Monday, June 14, 2004

America’s Catholic bishops are gathering near Denver this week for a six-day retreat, during which they will pray over and discuss issues involving the 65-million-member U.S. church, such as eligibility for Communion and clergy sexual misconduct.

The retreat, which begins today and ends Saturday, includes a review of the 2002 “Charter for the Protection of Children and Young People,” a document commissioned by the U.S. Conference of Catholic Bishops (USCCB) to address the church’s massive clergy sex-abuse crisis.

The expected 250 to 275 bishops also will get a progress report from Washington Cardinal Theodore E. McCarrick, chairman of the Task Force on Catholics in Public Life, on the panel’s work on how to deal with Catholic politicians whose voting records and public pronouncements run counter to church teaching.

The meeting at the Inverness Hotel and Conference Center in Englewood, 10 miles south of Denver, will be closed to the public.

The meeting has aroused particular local interest since May 1, when Colorado Springs Bishop Michael Sheridan said that not only should Catholic politicians who do not follow Church teachings not present themselves for Communion, but that the same applied to Catholic citizens who vote for such politicians.

Bishop Sheridan’s remarks could influence Colorado’s rapidly growing Hispanic populace, which is otherwise expected to back Democratic presidential candidate Sen. John Kerry, a Catholic who differs from his church on abortion, stem-cell research, homosexual unions and several other issues.

“People in Denver are really up in arms about the Communion ban,” said Crystal Culver, spokeswoman for Call to Action, a Chicago-based liberal Catholic group that summoned 650 local Catholic activists to participate in a string of demonstrations and vigils.

“Even a couple of priests in Denver have had the gall to say they’ll give Communion to whoever asks for it,” she said.

From the other end, the American Life League has rented out rooms at the Inverness Hotel and will give a press conference tomorrow at the hotel.

“We will tell bishops they have this opportunity to institute a definitive policy to rebuke pro-abortion Catholic politicians and make it clear to the faithful you cannot be a faithful Catholic and pro-abortion,” spokesman Joe Giganti said.

Other task force members, all of whom are expected at the meeting, include Archbishop Charles Chaput of Denver, Bishop Thomas Wenski of Orlando, Fla., Bishop John Ricard of Pensacola-Tallahassee, Fla., Bishop Donald Trautman of Erie, Pa., and Bishop Bernard Harrington of Winona, Minn.
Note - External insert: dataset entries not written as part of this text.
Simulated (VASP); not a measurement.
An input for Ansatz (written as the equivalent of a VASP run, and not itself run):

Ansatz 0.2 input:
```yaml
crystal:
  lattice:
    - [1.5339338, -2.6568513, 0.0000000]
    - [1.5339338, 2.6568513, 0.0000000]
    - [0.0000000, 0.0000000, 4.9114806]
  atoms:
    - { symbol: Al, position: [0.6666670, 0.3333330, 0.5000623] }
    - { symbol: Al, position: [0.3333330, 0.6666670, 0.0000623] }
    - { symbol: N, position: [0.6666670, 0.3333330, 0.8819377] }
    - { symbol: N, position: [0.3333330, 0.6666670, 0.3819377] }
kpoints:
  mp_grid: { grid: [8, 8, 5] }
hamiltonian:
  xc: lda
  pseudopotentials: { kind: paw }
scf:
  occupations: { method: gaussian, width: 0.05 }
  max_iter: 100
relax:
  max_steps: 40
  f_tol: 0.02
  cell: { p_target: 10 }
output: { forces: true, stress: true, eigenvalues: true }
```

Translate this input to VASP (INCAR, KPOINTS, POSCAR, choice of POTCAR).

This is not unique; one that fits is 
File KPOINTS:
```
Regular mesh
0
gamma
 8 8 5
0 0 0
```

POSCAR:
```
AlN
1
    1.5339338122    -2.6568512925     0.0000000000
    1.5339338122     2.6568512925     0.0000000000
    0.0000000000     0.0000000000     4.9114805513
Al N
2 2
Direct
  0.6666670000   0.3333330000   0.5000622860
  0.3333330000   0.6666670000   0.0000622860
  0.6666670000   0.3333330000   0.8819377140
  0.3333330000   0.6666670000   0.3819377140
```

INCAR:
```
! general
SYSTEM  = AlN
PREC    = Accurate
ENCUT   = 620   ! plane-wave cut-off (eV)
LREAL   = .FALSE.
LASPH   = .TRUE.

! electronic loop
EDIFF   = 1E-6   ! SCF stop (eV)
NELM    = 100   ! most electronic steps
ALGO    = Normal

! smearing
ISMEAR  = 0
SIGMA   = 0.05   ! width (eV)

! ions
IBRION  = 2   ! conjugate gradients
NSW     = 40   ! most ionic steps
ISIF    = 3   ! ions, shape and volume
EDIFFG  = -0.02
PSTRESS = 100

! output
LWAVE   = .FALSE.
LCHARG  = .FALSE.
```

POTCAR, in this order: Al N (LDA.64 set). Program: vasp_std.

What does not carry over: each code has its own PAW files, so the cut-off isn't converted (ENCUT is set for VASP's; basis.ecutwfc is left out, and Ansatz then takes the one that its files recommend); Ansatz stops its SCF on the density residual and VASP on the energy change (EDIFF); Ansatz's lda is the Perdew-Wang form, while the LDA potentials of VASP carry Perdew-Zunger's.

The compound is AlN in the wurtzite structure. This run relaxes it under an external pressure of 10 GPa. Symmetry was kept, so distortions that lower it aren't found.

The bishops’ debate on who should receive Communion may have some influence on the Vatican Synod on the Eucharist from Oct. 2 to Oct. 29, 2005, in Rome. On Thursday, Pope John Paul II announced a “Year of the Eucharist” starting this October and said his first papal encyclical of the new millennium would be on the Eucharist.

“There’s some concern on the part of some bishops that Catholics are losing their appreciation for what we understand the Eucharist to be about, whether it’s the real presence of Christ or merely a symbol,” said the Rev. Daniel McLellan, president of Washington Theological Union. “I’d also suspect there will be an oblique reference to the state one should be in to participate in the Eucharist.”

Bishops will also discuss the charter, which called for audits on how each of the country’s 195 dioceses have implemented reforms to prevent further sexual abuse. They must decide whether to commission a second round of audits under the oversight of a 12-member National Review Board of prominent Catholic laity.

Four members of the board are resigning this month, including Chairman Anne Burke, who has publicly complained that the bishops are dragging their feet on keeping all dioceses in line.

The bishops’ behavior also took criticism in an open letter from former USCCB spokesman Russell Shaw in the June issue of Crisis magazine.

“Catholics are asking if the bishops are serious about the Church’s doctrine on sexuality,” he wrote. “The evidence that some bishops in the past tolerated egregious misbehavior by priests has fostered a widespread suspicion that your adherence to Church teaching amounts to little more than lip service.”